A judge gave him 10 years in prison and ordered an evaluation. The state psychologist measured his IQ in the borderline range, just a fraction above mild mental retardation.

The 1978 case marks the beginning of what most people know about Couey's life. His arrests stand as landmarks in a timeline. But between the jail time, family members reveal even more trouble.

About two years into the sentence, the parole board let him out on good behavior, relatives said. With nowhere to go, Couey moved back in with his estranged mother and stepfather in Wilcox, not far from where he grew up.

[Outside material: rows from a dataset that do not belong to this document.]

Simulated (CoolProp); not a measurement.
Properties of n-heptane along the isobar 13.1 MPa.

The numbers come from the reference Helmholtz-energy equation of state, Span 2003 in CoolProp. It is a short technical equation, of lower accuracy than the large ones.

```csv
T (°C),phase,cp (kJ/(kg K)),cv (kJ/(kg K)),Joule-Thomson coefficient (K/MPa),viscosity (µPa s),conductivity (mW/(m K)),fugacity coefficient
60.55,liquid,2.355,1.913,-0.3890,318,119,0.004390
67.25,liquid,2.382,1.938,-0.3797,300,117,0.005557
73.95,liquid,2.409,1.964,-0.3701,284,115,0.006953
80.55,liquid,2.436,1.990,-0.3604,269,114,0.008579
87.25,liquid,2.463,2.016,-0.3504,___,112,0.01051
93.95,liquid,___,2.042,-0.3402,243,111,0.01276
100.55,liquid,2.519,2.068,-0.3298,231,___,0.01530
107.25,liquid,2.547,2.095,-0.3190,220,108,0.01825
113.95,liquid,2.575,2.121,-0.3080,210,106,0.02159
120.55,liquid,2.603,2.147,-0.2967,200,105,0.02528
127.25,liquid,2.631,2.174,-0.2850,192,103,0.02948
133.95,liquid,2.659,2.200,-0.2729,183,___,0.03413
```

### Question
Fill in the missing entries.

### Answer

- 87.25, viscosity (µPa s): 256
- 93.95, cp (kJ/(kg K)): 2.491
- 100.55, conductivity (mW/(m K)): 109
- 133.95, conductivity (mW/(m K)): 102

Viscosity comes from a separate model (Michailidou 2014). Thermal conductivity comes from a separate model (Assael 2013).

One night he crept into his stepsisters' room and approached a sleeping 5-year-old Melody. He was kissing her legs when her older sister, Terri, woke up.

"He tried to rape her," Couey's mother said. "And if our daughter next to her hadn't woke up, he would have succeeded."

The next morning they took him to the parole officer in Gainesville.

Couey didn't realize he had done anything wrong. "Well, I weren't going to hurt them," he told the officer. "Me and my daddy does this all the time."

The officer didn't make a report, just arranged to send the 21-year-old off to live with relatives in Orlando.

Before he left, his mother looked him straight in the eye. "I said, 'Johnny, you forget you've got a mama because your mama is dead,' " she remembered years later. "That's the way it's been ever since."

Branded for life

Couey married Karen Joan Goshe in 1985. He got her pregnant the night they met. The marriage - already on the rocks for years - dissolved in 1990 when she discovered he sexually abused her older daughter. Again, no one called the police.

About a year later, Couey committed that crime that, at age 33, officially branded him as a sex offender. He was found guilty of lewd behavior with a 5-year-old girl who lived a few doors away from his place in Kissimmee.

Facing significant jail time, Couey again asked for help. "Personally, I feel prison ain't gonna help me," he told police. "I don't want to go to prison, I want help for myself."

In a few years he was out of prison. At one point parole officials lost his criminal history file. Couey also skipped sex offender treatment sessions and eventually he disappeared from authorities' radar.

That is, until Jessica Lunsford disappeared.

Times researcher Carolyn Edds contributed to this report. John Frank can be reached at jfrank@sptimes.com or (352) 860-7312.



About this story

This story is based on months of researching the approximately 5,000 pages of court documents, state records, evidence, police reports and sworn statements collected as a part of the Jessica Lunsford case. It is inherently imperfect because it relies on memories of events many years ago, but represents the best information to date.

The tales of Couey's abuse were mentioned by multiple relatives but denied by others. No charges were ever filed. The story of Couey's alleged first sexual indiscretion with his young cousin is told through the eyes of Linda Susan Arnett. The incident involving his stepsisters was told in the voice of his mother and stepfather.

Numerous requests for interviews with Couey were denied by his attorneys.